Webfakes internals • webfakes

Why civetwet?

Civetweb is small and simple. C code only. Embedding it is trivial.
The main developer is nice and very responsive. The project is active.
The code is portable and works OOB on all OSes I tried.
It has some nice features built in, e.g. limiting the download speed.

Why not x?

httpuv is an alternative. It is heavier, contains all of libuv, and it also needs 7 non-core packages. AFAICT it does not have an easy way to delay a response.
We could also use libuv directly. This would be more difficult, we would probably need to deal more with the internals. I.e. IOCPs, polls, etc. Libuv also does not have HTTP, so we would need to implement that or use another library.
We could also use R’s internal web server. This means redefining the default handlers for the help, but that is fine, because we would only do this temporarily. But the internal web server is very limited, it only handles GET and POST requests, and does not give you enough information about the requests. It also does not support delaying a response.
Mongoose is am embedded web server, that civetweb was forked from originally. Its license is GPL-2, so it is more restrictive.

Multithreading

Threads:

The main R thread.
The main web server thread.
Request threads, they are created for new connections.
Web server worker threads.

The main rule here is that only the main R thread can call a function from the R API. The civetweb callbacks run on the civetweb threads, so they cannot call any R API. Currently we only use the begin_request() callback, and this is called from the request threads. So we need to synchronize between the request threads and the main R thread.

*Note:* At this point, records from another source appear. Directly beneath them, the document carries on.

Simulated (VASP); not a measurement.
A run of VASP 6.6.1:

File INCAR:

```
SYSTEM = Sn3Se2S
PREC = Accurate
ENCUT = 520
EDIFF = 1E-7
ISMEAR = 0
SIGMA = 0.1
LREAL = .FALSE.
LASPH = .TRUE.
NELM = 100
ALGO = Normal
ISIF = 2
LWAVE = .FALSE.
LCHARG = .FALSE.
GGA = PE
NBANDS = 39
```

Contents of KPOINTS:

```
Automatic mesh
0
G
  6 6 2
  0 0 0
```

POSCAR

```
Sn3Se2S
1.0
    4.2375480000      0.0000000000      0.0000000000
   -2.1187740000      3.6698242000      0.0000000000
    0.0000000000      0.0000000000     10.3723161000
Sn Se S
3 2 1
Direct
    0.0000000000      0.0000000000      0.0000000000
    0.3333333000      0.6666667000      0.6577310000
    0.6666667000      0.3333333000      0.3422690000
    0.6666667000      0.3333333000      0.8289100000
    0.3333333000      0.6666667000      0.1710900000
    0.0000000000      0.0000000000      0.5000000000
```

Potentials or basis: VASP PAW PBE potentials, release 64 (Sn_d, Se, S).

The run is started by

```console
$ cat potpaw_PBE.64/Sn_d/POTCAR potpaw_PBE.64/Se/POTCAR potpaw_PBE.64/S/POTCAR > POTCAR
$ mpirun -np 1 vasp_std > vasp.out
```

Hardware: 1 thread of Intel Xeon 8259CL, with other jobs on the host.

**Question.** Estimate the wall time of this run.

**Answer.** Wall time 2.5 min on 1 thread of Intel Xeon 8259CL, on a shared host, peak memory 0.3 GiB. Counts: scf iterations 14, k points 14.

We essentially have a producer-consumer problem, with a single consumer, the main R thread, and multiple producers, the request threads. Having a single consumer means that the queue to store the jobs is of length one. This is a good guide on how to solve such a problem: https://docs.oracle.com/cd/E36784_01/html/E36868/sync-31.html

We need two conditions, to signal that 1) there is something to work on, and that 2) new work may come in. We also need a mutex to be able to wait on these conditions. These are stored in the user_data of the civetweb server instance:

struct server_user_data {
  ...
  pthread_cond_t process_more;  /* there is something to process */
  pthread_cond_t process_less;  /* we can process something */
  pthread_mutex_t process_lock;
  struct mg_connection *nextconn;
  ...
};

nextconn is the queue, it is used to pass the request from a request thread to the main R thread. When a request thread comes in, it has to make sure that nextconn is NULL, so waits on process_less. Once given the green light, it sets nextconn to the civetweb connection object, and then wait on its own finish_cond condition, which is stored in the connection specific user data:

struct connection_user_data {
  pthread_cond_t finish_cond;   /* can finish callback? */
  pthread_mutex_t finish_lock;
  int main_todo;                /* what should the main thread do? */
  int req_todo;                 /* what shoudl the request thread do? */
  double secs;                  /* how much should we wait? */
  SEXP req;
  ...
};

The main R thread can use the user_data of next_conn to access all information about the connection and the request. Once the main R thread is done with processing the request, it sets the connection’s req_todo field to non-zero, and signals the connection’s finish_cond condition to allow the request thread to continue. Then it also signals the process_less condition of the server, to let other request threads in.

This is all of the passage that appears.